Data Processor

Definition & Meaning:

A Data Processor is an entity that processes personal data on behalf of a Data Controller.

This processing involves any operation performed on personal data, such as collection, recording, organization, structuring, storage, adaptation, retrieval, consultation, use, disclosure by transmission, dissemination, or otherwise making available, alignment or combination, restriction, erasure, or destruction.

For instance, if you own an online store, you might use a third-party payment processing service to handle transactions. In this scenario, the payment service acts as the data processor, managing your customers’ financial data under your instructions.

The relationship between you (the Data Controller) and the Data Processor must be regulated by a contract or other legal act under EU law or the law of Member States, stipulating the subject matter and duration of the processing, the nature and purpose of the processing, the type of personal data, categories of data subjects, and the obligations and rights of the controller.

This is to ensure that the processing is conducted in accordance with the applicable data protection laws, such as the General Data Protection Regulation (GDPR) if you operate within or cater to individuals in the European Union.

The Data Processor has specific legal obligations, including ensuring the security of the data they process, keeping records of processing activities, and notifying the Data Controller of any data breaches without undue delay.

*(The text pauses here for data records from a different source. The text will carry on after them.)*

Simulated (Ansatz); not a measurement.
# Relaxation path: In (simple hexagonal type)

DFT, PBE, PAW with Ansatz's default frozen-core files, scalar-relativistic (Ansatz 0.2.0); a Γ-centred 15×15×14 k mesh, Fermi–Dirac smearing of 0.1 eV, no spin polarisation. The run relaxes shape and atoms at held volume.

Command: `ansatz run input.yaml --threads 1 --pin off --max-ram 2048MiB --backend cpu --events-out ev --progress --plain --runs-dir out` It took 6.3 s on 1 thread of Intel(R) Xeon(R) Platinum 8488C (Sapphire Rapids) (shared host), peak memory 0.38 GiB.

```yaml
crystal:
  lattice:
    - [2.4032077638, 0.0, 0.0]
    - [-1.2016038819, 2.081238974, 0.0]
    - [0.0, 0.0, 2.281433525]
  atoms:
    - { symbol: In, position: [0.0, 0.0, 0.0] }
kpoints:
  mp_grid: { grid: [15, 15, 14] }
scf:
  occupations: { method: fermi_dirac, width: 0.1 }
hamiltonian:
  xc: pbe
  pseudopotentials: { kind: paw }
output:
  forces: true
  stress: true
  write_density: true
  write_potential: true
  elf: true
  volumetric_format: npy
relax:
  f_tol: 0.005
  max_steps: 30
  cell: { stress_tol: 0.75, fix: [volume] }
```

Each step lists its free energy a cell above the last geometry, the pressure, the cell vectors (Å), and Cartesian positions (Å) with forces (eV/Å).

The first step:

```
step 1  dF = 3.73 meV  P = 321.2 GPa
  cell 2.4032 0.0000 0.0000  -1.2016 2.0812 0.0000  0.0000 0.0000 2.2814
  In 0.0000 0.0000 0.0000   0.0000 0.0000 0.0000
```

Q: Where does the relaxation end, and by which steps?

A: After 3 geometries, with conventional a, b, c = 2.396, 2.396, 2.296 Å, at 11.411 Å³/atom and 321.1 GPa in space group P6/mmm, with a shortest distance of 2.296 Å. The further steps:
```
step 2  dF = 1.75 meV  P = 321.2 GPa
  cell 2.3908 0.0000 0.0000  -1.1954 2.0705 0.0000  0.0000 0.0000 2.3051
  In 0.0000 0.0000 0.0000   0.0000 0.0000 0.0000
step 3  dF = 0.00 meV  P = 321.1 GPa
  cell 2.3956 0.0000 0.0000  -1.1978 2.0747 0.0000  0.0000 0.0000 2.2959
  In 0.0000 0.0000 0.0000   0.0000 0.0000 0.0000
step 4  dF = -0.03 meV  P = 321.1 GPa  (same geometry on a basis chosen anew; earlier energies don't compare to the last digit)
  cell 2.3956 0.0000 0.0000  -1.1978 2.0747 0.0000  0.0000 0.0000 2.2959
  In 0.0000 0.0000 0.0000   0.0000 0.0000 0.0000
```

For example, suppose the third-party payment processor experiences a data breach.

In that case, they are required to inform you immediately so that you can take appropriate measures, including notifying affected individuals and the relevant regulatory authorities if necessary.

Data Processors cannot engage another processor (sub-processor) without prior specific or general written authorization of the Data Controller.

If general authorization is given, the Processor must inform the Controller of any intended changes concerning the addition or replacement of other processors, thereby giving the Controller the opportunity to object to such changes.